The Playstation 5 is here already? It feels like only 60 frames ago the Playstation 4 burst into our living rooms with a motherboard full of new graphical capabilities and immersive experiences. But as the new decade begins, so must a new era for gaming.
With a wealth of new games being developed for the Playstation 5 across the world, we’ve honed our list down to the top 5 releases coming out of Japan.
1. Pragmata (2022, Capcom)
Capcom have two titles already announced for the PS5. Their first, Pragmata, raises many more questions than it answers. In the preview we follow a clunky spaceman through a desolate Times Square, where he meets a young girl and the hologram of a cat with see-through skin (yes, you can see its brains). Of course, a satellite crashes into the air above them and the girl uses psychic powers to teleport them to the moon. It all happens very quickly.
Like Hideo Kojima’s Death Stranding (Kojima Productions) announcement trailer in 2016, there’s no hope of knowing what this game is about, or what the gameplay will be like. But strangely, that’s not a bad thing. Intrigue fills the knowledge gaps: what was the spaceman was doing in New York? Why was a satellite attacking him and the girl? What was wrong with that cat?
2. Ghostwire: Tokyo (2021, Tango Gameworks)
Directed by Shinji Mikami (creator of Resident Evil) Ghostwire: Tokyo is a first-person action title charging through the haunted streets of Japan’s capital. The Playstation 5 announcement trailer shows the city’s 37.4 million residents vanishing into thin air, leaving normally bustling streets deathly silent and subway stations littered with office attire. We can only hope that wherever the well-dressed city-folk vanished to is warm enough for their birthday suits, because even their high heels were left to clink against the top of abandoned escalators.

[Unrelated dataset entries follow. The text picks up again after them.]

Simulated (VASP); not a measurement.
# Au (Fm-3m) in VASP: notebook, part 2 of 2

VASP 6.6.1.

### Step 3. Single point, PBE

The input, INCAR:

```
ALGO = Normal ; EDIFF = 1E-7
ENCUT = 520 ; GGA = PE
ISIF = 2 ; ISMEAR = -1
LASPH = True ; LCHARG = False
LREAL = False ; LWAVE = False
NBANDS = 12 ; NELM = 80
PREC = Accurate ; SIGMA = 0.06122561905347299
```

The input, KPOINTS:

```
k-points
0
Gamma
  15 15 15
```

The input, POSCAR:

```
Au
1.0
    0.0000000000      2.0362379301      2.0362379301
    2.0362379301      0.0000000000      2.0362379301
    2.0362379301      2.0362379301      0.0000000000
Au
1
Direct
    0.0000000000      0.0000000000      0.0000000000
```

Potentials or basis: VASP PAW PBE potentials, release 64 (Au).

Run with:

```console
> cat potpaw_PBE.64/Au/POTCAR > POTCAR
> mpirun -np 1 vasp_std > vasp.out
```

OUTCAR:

The streets aren’t completely silent. Replacing the inhabitants (and sometimes wearing their clothes) are hordes of oni, yōkai and yūrei. The protagonist clearly got the memo, as his hoodstrings are pulled so tightly no underworld-summoning fiend could ever hope to pull his corporeal form from it. Wielding hands bursting with magic, it’s up to you to bring peace back to Tokyo, one trouser-thieving ghoul at a time. The gameplay trailer reveals stormy fight-scenes against classic Japanese monsters in urban areas and Shinto shrines.
3. Resident Evil Village (2021, Capcom)
Capcom’s 2nd announcement is the 8th instalment of gaming’s greatest zombie franchise. In a village that seems to have halted its development in the 19th century, a homely couple have their lives ruined by local werewolves, zombies and farmers. It resonates with the energy of one of the series favourites, Resident Evil IV, which took place in a secluded Spanish town overrun (or just inhabited) by reanimated agricultural workers and undead aristocracy.
Akin to other releases in this list, the graphics are astonishing. With every new generation, these consoles become more immersive. What better way to utilise full immersion than to scare the living hell out of our global community from the safety of our own homes, which virtual reality is getting very good at.
4. Gran Turismo 7 (TBA, Polyphony Digital)
Pulling the PS5 into 5th gear is brand new driving-sim action from the Gran Turismo series. Revisiting features from across the franchise, you can run your finger along the hoods of your favourite cars in the garage, tweak your ride in the tuning shop with Rupert, and visit real circuits from across the globe.
From the rising and falling sound of shifting gears to the creases on the driver’s gloves, the attention to detail is uncanny. Gran Turismo shows the potential of the next generation of consoles by reproducing the real world with pin-point accuracy, instead of whirling into realms of overblown fantasy.
5. Astro’s Playroom (2020, ASOBI Team)
Get back to basics with this kid-friendly 3D platformer. Pre-loaded into every console, this will no doubt be the first game experienced by many Playstation 5 purchasers. As Astro defeats mechanical palm trees and unscrews spring-loaded flowers to get to the next area, he scoops up classic platformer collectibles like floating Playstation-inscribed coins and boxes with question marks printed on them.
After so much violence, horror and cars, sometimes a jaunt through a friendly world inhabited (or overrun) by squealing, television-faced robots is all you need to feel normal again.